Database

Renku uses an internal database store in the .renku/metadata that uses a custom implementation of the ZODB object database, with a separate file per main entity.

Database

Custom database for store Persistent objects.

class renku.infrastructure.database.Cache[source]

Database Cache.

clear()[source]

Remove all entries.

get(oid, default=None)[source]

See IPickleCache.

Parameters:
  • oid – The oid of the object to get.

  • default – Default value to return if object wasn’t found (Default value = None).

Returns:

The object or default value if the object wasn’t found.

new_ghost(oid, object)[source]

See IPickleCache.

pop(oid, default=<object object>)[source]

Remove and return an object.

Parameters:
  • oid – The oid of the object to remove from the cache.

  • default – Default value to return (Default value = MARKER).

Raises:

KeyError – If object wasn’t found and no default was given.

Returns:

The removed object or the default value if it doesn’t exist.

class renku.infrastructure.database.Database(storage)[source]

The Metadata Object Database.

This class is equivalent to a persistent.DataManager and implements the persistent.interfaces.IPersistentDataManager interface.

add(object, oid)[source]

Add a new object to the database.

NOTE: Normally, we add objects to indexes but this method adds objects directly to Dataset’s root. Use it only for singleton objects that have no Index defined for them (e.g. Project).

Parameters:
  • object (persistent.Persistent) – The object to add.

  • oid (OID_TYPE, optional) – The oid for the object (Default value = None).

add_index(name, object_type, attribute=None, key_type=None)[source]

Add an index.

Parameters:
  • name (str) – The name of the index.

  • object_type (type) – The type contained within the index.

  • attribute (str, optional) – The attribute of the contained object to create a key from (Default value = None).

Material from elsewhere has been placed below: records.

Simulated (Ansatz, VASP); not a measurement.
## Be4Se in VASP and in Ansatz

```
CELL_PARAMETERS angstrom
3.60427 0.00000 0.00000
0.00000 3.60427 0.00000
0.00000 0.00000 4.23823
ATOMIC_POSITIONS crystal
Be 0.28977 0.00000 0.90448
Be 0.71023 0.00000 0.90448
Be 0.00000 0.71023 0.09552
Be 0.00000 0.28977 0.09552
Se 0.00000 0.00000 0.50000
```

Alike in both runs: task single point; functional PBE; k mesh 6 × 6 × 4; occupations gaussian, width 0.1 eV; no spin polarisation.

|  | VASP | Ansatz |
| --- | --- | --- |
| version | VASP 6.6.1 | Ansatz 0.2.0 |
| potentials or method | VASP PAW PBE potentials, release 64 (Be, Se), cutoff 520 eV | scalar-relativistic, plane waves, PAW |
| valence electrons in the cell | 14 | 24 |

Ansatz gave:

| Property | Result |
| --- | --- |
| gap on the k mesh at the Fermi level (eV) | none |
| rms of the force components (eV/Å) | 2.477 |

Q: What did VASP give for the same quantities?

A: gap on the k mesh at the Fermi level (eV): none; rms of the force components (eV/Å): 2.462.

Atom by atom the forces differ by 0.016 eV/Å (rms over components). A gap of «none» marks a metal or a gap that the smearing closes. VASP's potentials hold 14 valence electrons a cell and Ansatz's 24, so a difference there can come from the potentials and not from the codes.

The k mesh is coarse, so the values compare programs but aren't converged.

  • key_type (type, optional) – The type of the key (Default value = None).

Returns:

The created Index object.

Return type:

Index

add_root_object(name, obj)[source]

Add an object to the DB root.

Parameters:
  • name (str) – The key of the object.

  • obj (Persistent) – The object to store.

clear()[source]

Remove all objects and clear all caches. Objects won’t be deleted in the storage.

commit()[source]

Commit modified and new objects.

classmethod from_path(path)[source]

Create a Storage and Database using the given path.

Parameters:

path (Union[pathlib.Path, str]) – The path of the database.

Returns:

The database object.

static generate_oid(object)[source]

Generate an oid for a persistent.Persistent object based on its id.

Parameters:

object (persistent.Persistent) – The object to create an oid for.

Returns:

An oid for the object.

get(oid)[source]

Get the object by oid.

Parameters:

oid (OID_TYPE) – The oid of the object to get.

Returns:

The object.

Return type:

persistent.Persistent

get_by_id(id)[source]

Return an object by its id.

Parameters:

id (str) – The id to look up.

Returns:

The object with the given id.

Return type:

persistent.Persistent

get_cached(oid)[source]

Return an object if it is in the cache or will be committed.

Parameters:

oid (OID_TYPE) – The id of the object to look up.

Returns:

The cached object.

Return type:

Optional[persistent.Persistent]

get_from_path(path, absolute=False, override_type=None)[source]

Load a database object from a path.

Parameters:
  • path (str) – Path of the database object.

  • absolute (bool) – Whether the path is absolute or a filename inside the database (Default value = False).

  • override_type (Optional[str]) – load object as a different type than what is set inside renku_data_type (Default value = None).

Returns:

The object.

Return type:

persistent.Persistent

static hash_id(id)[source]

Return oid from id.

Parameters:

id (str) – The id to hash.

Returns:

The hashed id.

Return type:

OID_TYPE

new_ghost(oid, object)[source]

Create a new ghost object.

Parameters:
  • oid (OID_TYPE) – The oid of the new ghost object.

  • object (persistent.Persistent) – The object to create a new ghost entry for.

static new_oid()[source]

Generate a random oid.

oldstate(object, tid)[source]

See persistent.interfaces.IPersistentDataManager::oldstate.

persist_to_path(object, path)[source]

Store an object to path.

readCurrent(object)[source]

We don’t use this method but some Persistent logic require its existence.

Parameters:

object – The object to read.

register(object)[source]

Register a persistent.Persistent object to be stored.

NOTE: When a persistent.Persistent object is changed it calls this method.

Parameters:

object (persistent.Persistent) – The object to register with the database.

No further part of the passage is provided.